Japanese-style painter Kiyokata Kaburaki's 93 years (1878-1972) spanned Japan's great modern transformation. As a popular illustrator he chronicled the changing Japanese lifestyle; as an artist he played an important part in the great wave of creativity in nihonga (Japanese-style painting) during the first half of this century. A major retrospective is at the National Museum of Modern Art through May 9.
Born Ken'ichi Kaburaki, the son of Yamato Shinbun publisher and popular novelist Saigiku Jono, he grew up surrounded by journalists, artists and literary figures. The experience both fostered his own interest in art and literature and instilled a deep respect for the popular foundations of both.
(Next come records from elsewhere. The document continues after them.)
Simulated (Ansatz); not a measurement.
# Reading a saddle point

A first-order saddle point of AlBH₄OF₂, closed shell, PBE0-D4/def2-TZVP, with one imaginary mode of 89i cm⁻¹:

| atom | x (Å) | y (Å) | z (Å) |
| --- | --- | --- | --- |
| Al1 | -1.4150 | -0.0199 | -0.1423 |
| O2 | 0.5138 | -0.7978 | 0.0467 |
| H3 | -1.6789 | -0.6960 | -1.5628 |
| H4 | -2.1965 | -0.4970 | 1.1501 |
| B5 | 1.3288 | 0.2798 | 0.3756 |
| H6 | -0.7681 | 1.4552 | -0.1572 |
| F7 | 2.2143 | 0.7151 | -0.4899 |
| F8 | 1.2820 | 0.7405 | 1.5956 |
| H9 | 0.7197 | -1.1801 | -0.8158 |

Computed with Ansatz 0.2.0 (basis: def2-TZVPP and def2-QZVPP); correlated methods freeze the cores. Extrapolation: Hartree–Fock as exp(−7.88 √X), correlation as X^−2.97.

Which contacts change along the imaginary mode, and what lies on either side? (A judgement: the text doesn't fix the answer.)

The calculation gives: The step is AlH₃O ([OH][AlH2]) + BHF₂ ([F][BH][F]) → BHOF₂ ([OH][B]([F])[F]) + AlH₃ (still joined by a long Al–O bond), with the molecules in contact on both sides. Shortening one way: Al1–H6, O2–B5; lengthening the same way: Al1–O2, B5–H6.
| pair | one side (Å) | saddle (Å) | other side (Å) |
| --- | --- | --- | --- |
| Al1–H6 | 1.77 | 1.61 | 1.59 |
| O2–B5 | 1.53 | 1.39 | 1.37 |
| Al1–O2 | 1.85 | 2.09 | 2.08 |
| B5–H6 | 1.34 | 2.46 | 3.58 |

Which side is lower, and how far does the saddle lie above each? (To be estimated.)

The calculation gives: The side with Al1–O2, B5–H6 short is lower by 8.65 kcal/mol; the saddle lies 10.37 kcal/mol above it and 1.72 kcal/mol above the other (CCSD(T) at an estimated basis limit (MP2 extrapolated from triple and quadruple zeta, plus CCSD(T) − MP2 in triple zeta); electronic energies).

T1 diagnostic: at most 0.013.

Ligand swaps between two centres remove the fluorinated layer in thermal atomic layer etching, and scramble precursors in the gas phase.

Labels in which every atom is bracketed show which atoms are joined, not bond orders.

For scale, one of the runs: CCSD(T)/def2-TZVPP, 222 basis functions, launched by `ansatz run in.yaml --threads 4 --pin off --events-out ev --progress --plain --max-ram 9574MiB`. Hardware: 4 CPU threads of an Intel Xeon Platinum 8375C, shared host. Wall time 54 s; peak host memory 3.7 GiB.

The Yamato Shinbun, like other Japanese newspapers of its time (and still today), published serialized novels by popular novelists, and illustrations by popular artists. These newspapers provided a vehicle for ukiyo-e artists like Yoshitoshi Tsukioka, enabling them to make the transition to the new media age.
Yoshitoshi was a regular contributor to the Yamato Shinbun until his death in 1892, and his most successful student Toshikata Mizuno followed him. At age 13, young Kaburaki became Toshikata's apprentice, taking the name Kiyokata, and by age 17 his illustrations were being published regularly in his father's newspaper.
Kiyokata's skills as an illustrator won acclaim, and his interest in literature made him popular with writers. He formed a close relationship with novelist Kyoka Izumi, and they published a series of novels together, written by Kyoka and illustrated by Kiyokata. He also wrote fiction himself and published it with his own illustrations.
Yoshitoshi had spent his life as an ukiyo-e artist, a popular illustrator; he was the best and saw no need to be anything else. Toshikata, discontented with being dismissed as a machi eshi ("street artist"), aspired to be accepted as a hon-gaka, a fine artist. He joined in the efforts of the new generation of nihonga artists and submitted paintings to exhibitions, earning respect as a painter of historical figures and scenes.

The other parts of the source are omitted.